3. Fix the Fannie/Freddie restructuring.

Fannie Mae and Freddie Mac are under government control, but the situation at the government-sponsored enterprises is no better. In Ackman’s opinion, the Fannie Mae and Freddie Mae bailouts were too influenced by political concerns rather than economic ones: “We want key players to act in an economically rational, apolitical fashion,” he said. Ackman did not provide specifics on what the government should do with Fannie and Freddie — but then, that’s what lobbying trips are for.

Congress: Treasury Messed Up the Bailout. Let’s Give it More Power.

So says Congress: Treasury has done a terrible job of managing the bailout. That’s why Treasury should get expanded authority — for instance, to approve bank mergers.

Such paradoxical statements make perfect sense to some Congressional leaders, including New York Democratic Senator Chuck Schumer. Yesterday, Schumer called on Treasury to become the chief regulator on bank mergers, with the power to approve or deny them. Schumer’s approval matrix is simple: he wants Treasury to strike down any proposed mergers that would be financed with money from the $700 billion Troubled-Asset Relief Program, or TARP.

schumer1114_art_400_20081114145620.jpg
Associated Press

Of course, the job of approving bank mergers is already assigned, to several agencies: the Federal Reserve, which gets final approval; the Office of the Comptroller of the Currency, which charters banks and makes sure they are solvent; and the Office of Thrift Supervision, which serves a similar purpose.

And presumably there is value in bank mergers – even TARP-financed ones – that help cushion lending losses and stabilize the broader lending system.

So why would Schumer want Treasury to officially take over a job that is already handled ably, by agencies and regulators that Treasury ultimately controls or influences? We can think of at least two reasons Schumer would prefer Treasury to get involved: to give Congress a bigger say in bank mergers and to circumvent infighting by bank regulators. In both cases, Schumer is turning Paulson’s imperial turn as Treasury Secretary — where he expanded the powers of the agency to new limits — to Congressional advantage.
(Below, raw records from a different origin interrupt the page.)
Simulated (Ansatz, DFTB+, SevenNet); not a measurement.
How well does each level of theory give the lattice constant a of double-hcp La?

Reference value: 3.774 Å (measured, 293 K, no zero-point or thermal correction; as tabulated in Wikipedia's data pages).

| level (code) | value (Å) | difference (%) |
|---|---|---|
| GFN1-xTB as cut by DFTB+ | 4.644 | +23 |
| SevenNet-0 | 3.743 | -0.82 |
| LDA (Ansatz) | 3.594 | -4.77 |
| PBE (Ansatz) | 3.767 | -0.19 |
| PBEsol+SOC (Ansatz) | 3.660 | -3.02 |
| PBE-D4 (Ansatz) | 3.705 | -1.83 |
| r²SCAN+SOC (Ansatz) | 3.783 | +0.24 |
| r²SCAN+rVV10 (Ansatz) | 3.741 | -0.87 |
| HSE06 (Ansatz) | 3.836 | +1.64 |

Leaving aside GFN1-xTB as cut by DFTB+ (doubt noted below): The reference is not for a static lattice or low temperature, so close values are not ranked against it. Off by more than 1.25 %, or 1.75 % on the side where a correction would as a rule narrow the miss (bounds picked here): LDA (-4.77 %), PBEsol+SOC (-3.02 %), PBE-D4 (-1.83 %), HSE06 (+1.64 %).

Perhaps what Schumer realizes is that Paulson has created his own political paradox: The more powerful Treasury gets, the more powerful Congress gets. Each of Paulson’s new powers had to be granted to him by Congress. Senators and Representatives gave him the ability to pour Treasury money into Fannie and Freddie and the power over TARP, as well as the power to effectively nationalize the nation’s banks. But Congress has far less power over the OTS or OCC; to get to them, Congress would have to go through Treasury anyway. How tempting, then, to eliminate a step, and just have Treasury leapfrog over the lesser agencies.

And just how might, say, Treasury – and by extension Congress – arrive at the “no gobble” standards that Schumer addressed in his prepared statement?

There are mergers that should take place to improve systemic stability and encourage lending–for a very weak institution, a merger may be the right way to go. But what should not be endorsed is giving away government money so that it can be used to gobble up competitors that will not have any impact on the overall stability of the financial sector.

In an interesting bit of jujitsu, Schumer could also turn Paulson’s weight against him to break the logjam in bank regulation. The three bank regulators — the Fed, OTS and OCC — often compete with each other, and rarely voluntarily share information. Congress wants transparency.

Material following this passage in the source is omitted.